Netflix has announced plans to launch a real-life “Squid Game” reality TV series, and the company is looking for English-speaking players to compete for a multi-million-dollar prize.
However, it will not be life or death that is at stake, as depicted in the South Korean drama. Instead, 456 recruits from around the world will play games where “the worst fate is going home empty-handed” – missing out on a $4.56million (£3.8million) prize.
Netflix noted that the series will include games inspired by the original show, and players will be put to the test by forming strategies and alliances.
Netflix also confirmed that the popular series would be renewed for a second season earlier this week.
What they are saying
Announcing the show in a statement, Netflix’s vice president of unscripted and documentary series, Brandon Riegg, said: “Fans of the drama series are in for a fascinating and unpredictable journey as our 456 real-world contestants navigate the biggest competition series ever, full of tension and twists, with the biggest ever cash prize at the end.”

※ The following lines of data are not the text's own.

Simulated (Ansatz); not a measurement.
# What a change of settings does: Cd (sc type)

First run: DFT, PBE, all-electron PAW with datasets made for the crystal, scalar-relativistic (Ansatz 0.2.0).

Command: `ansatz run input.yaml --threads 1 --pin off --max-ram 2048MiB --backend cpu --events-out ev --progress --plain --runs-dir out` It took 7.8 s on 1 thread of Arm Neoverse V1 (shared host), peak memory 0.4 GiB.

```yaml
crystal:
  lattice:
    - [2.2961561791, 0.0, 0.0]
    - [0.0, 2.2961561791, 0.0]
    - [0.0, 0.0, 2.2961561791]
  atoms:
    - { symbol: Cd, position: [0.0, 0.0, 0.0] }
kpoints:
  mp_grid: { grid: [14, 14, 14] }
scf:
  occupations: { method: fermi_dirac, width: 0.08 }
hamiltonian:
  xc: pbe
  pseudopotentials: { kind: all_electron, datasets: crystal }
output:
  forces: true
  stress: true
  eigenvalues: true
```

“As players compete through a series of games inspired by the original show – plus surprising new additions – their strategies, alliances, and character will be put to the test while competitors are eliminated around them,” he added.
What you should know
- Squid Game, the South Korean thriller series tells the story of debt-ridden people competing for a huge cash prize in a deadly series of children’s games.
- It holds the record as Netflix’s most popular series of all time, and it was streamed by 111 million users in its first 28 days of its launch.
- Director, writer and executive producer of Squid Game Hwang Dong-hyuk said in a statement on Monday: “It took 12 years to bring the first season of Squid Game to life last year. But it took 12 days for Squid Game to become the most popular Netflix series ever.”
- Netflix faces intense competition from streaming rivals, but was also hit after it raised prices and left Russia.
- In April, it revealed a sharp drop in subscribers and warned millions more are set to quit the streaming service.